The strength of Australia’s residential property market and the possible risks it poses to the economy have come under the spotlight from the Reserve Bank and the media in recent months.
The Reserve Bank has expressed concern in various speeches and reports on the strength of housing markets in Sydney and Melbourne. Indeed, data from RP Data-Rismark released this week highlighted that Sydney dwelling price growth has been particularly strong, rising by 14.3% rise over the past year, while Melbourne prices have grown by 8.1% over the past year. Elsewhere, prices have been tracking at more subdued levels, though Brisbane shows signs of firming.
The RBA sees signs the market is becoming “unbalanced”, as recent housing price growth seems to have encouraged even more investor activity. The most recent ABS housing loan approvals data show investors now account for around 40% of all new loans, with rental housing’s share of the housing stock sitting at around 25%. The RBA’s own credit data shows lending to dwelling investors rose by 9.1% over the past year, outpacing lending to owner-occupiers, which rose by 5%, and lending to business, which rose by 3.2%.
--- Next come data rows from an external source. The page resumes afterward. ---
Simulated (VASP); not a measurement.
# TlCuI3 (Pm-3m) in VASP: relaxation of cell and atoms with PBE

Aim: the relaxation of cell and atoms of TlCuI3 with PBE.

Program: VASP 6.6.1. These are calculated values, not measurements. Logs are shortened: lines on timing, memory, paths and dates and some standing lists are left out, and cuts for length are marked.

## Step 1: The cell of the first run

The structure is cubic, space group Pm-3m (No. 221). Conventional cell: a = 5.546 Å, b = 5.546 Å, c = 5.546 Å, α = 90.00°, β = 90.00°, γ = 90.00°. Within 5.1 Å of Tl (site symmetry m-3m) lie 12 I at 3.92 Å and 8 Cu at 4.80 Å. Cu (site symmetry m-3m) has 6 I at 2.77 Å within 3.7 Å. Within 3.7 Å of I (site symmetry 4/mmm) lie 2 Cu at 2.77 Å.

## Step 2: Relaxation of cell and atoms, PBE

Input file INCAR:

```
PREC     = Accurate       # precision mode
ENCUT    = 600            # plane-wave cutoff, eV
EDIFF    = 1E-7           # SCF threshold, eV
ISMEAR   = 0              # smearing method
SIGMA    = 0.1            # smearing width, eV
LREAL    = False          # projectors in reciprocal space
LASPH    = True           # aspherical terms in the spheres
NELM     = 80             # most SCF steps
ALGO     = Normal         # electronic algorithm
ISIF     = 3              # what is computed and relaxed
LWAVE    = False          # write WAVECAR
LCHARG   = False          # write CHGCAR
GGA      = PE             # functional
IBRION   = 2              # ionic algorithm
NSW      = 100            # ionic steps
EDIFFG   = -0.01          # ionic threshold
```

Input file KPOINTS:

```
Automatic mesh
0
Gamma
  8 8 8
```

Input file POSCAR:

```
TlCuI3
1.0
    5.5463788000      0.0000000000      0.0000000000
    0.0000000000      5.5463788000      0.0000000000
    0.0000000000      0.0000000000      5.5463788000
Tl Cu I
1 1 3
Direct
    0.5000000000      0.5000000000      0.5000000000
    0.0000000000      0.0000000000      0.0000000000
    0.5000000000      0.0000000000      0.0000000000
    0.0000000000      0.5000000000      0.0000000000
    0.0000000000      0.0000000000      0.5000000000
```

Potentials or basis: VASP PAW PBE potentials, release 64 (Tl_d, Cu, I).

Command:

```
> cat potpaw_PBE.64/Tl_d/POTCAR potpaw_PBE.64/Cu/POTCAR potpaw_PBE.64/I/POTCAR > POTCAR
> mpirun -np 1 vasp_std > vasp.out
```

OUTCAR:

It is important to note the RBA’s concern around the housing market is centred on the effects on household balance sheets. They are not concerned about the health of Australia’s banking sector, or worried about the current level of construction of new homes. Specifically, the RBA is worried that speculative demand from property investors will “amplify” the price cycle, or lead to stronger price growth now that will “increase the potential for prices to fall later, with associated effects on household wealth and spending.”
If house prices did fall, the RBA is concerned that property owners, who would see declines in their wealth from falling house prices, would respond by cutting household spending and leading to broader weakness across the economy. Indeed, house price falls would affect all property owners, be they investors and owner-occupiers, and not just those who contributed to the heightened activity.
In the past, the RBA would have responded to strong house price growth by raising interest rates, but they are reluctant to do so in the current environment as demand across the broader economy is soft. They are also keen for new homes to continue to be built, seeing construction of new dwellings – or a supply response as they call it – as a necessary and important dynamic needed to rebalance the housing market and cool prices.
The historically low cash rate, at 2.5%, is supporting the current pick-up underway in dwelling investment. ABS data this week showed the number of building approvals for dwellings rose by 6.8% over the year to August (in trend terms). Growth has been especially strong in approvals for apartments, units, townhouses, etc.), which rose by 3.1% m/m (but only 0.8% p.a.) in August.
So given an environment where the RBA would like activity to strengthen in the broader economy and residential property construction to continue, it is set to keep interest rates on hold for the foreseeable future. Instead, they are in discussion with APRA, the banking regulator, to explore how it may be possible to temper the amount of credit available for investors, to cool the market. The indications from the RBA are they will avoid restricting the ability for first home buyers to borrow, while they are keen for banks to increase their lending to business.